I am a dreamer. I dream wide and long and often. Every day I dream new dreams about what could be – in my home, in my family, in my church, in my community, in my career. When I was in high school and time stretched out before me, long and lazy, I would spend hours letting my thoughts wander, letting my dreams frolic as they pleased. And it seemed then that they were all possible, probable even. It was glorious.
And then life struck. I turned twenty and entered that decade that brought on wave upon wave of washed up dreams. Ideas and possibilities choked out by natural circumstance and limitation and life itself. It was hard. Very, very hard. So for a bit, I put all of my dreams in a closet and locked the door. Easier to lock them all away than watch them run free only to drown in the sea of real life, and all of that.
At thirty one, I now see things differently. I feel more free to let my dreams roam as they may, knowing that many of them will simply wander off, likely meant to be breathed alive by another. As each year passes and I come to learn more about my God and about myself, I feel more and more comfortable with the idea of them wandering to live with another.
Even still – there is a fullness of belief I’ve yet to discover. With nearly ever dream, ever idea, I stand facing the road block of time and money. It’s always the same. Time and money. Money, in particular, makes me want to throw myself on the ground, wail, scream, pound my fists. It happened this morning as I journaled. A brilliant idea, a dream that has lingered for a great many years and just keeps growing in my heart and mind, refusing to wander on, a dream that is honest and compassionate (mostly) not about me – it flowed out of my heart and onto the pages of my journal in the color of black ink. And it just stared at me. A lovely, God-given idea that I cannot imagine being possible. Because of the money. The money. The money.
Emily.
God does this sometimes when I am swimming deep in a sin and entirely unaware of it. He lets me wade in and get worked up before He quietly, tenderly says my name.
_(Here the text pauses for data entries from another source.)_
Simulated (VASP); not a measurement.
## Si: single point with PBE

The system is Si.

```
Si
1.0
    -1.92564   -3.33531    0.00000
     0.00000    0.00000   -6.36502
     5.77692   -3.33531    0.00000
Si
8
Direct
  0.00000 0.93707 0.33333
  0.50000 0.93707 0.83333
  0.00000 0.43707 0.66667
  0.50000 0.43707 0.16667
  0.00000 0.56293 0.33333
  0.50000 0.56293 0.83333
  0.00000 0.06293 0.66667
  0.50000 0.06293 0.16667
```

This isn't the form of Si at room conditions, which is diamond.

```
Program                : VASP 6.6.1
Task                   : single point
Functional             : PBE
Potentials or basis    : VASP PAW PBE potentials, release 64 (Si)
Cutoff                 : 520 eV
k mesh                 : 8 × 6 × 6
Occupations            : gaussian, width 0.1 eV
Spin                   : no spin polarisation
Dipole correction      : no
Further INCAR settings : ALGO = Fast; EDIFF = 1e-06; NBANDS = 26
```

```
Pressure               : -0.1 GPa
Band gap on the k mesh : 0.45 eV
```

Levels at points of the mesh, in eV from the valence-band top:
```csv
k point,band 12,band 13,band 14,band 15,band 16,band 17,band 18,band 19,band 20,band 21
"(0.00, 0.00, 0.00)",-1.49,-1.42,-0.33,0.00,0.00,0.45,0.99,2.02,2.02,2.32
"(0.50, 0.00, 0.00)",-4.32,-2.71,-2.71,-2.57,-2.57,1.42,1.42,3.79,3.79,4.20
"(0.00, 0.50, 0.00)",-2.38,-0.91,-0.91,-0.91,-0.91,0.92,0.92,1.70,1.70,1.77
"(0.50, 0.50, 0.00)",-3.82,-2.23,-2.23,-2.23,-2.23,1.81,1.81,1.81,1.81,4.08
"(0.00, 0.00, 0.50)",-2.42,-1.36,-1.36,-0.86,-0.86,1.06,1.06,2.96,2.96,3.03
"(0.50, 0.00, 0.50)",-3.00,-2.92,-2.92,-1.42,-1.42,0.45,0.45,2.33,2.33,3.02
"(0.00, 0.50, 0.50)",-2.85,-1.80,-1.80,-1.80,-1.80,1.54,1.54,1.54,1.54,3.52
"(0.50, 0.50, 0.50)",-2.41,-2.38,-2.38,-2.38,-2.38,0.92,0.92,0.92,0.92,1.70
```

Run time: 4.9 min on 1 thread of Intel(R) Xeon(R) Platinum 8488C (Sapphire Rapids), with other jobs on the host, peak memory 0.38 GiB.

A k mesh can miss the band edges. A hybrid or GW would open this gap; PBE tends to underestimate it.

No one can serve two masters. Either you will hate the one and love the other, or you will be devoted to the one and despise the other. You cannot serve both God and money. Matthew 6:24
“Well, yes, Lord. I know. I don’t love money. I hate it. I loathe it. I despise stupid, stinking money.”
Who do you serve?
“(Sigh)You’re right. You. I serve you. But I’m acting like it’s money that rules me. You can do whatever you want. You don’t deal in the currencies of money or time. You operate outside of them. Beyond them. You do. I know you do. But it always comes back here – to that which has made me feel bound my whole life – the squasher of dreams, the perpetual log in the road. I can’t figure a way around it. I feel stuck.”
Remember the loaves and the fish. I make much from little. Instead of looking at your own lack, look at my abundance. And ask. Always ask.
“But they did not understand what this meant. It was hidden from them, so that they did not grasp it, and they were afraid to ask him about it.” Luke 9:45
“You do not have because you do not ask God.” James 4:2
It’ll always be something. There will always be something that I lack,.something that makes a thing seem impossible. Always. I must be careful not to let the lack draw my focus. I must carefully, intentionally steer my focus toward the one who deals only in the currency of blood and sacrifice, the currency that you and I have been granted in limitless amounts – if only we ask. We must always, always ask.
We had a lesson yesterday on Luke 4. We talked about how Jesus went to his hometown and was rejected by his own people. They did not believe. Did not accept him. It says that he could not perform very many miracles there because of their lack of faith. Someone brought up that John was probably present that day and maybe he was thinking of this particular day when he wrote those words "you have not because you ask not" . Jesus can perform miracles, but in the bible they are followed by acts of faith.
Great post Em. It was what I needed. We are a family of dreamers and I am in that stage of shoving mine in a closet and locking the door.
Sorry… James, not John!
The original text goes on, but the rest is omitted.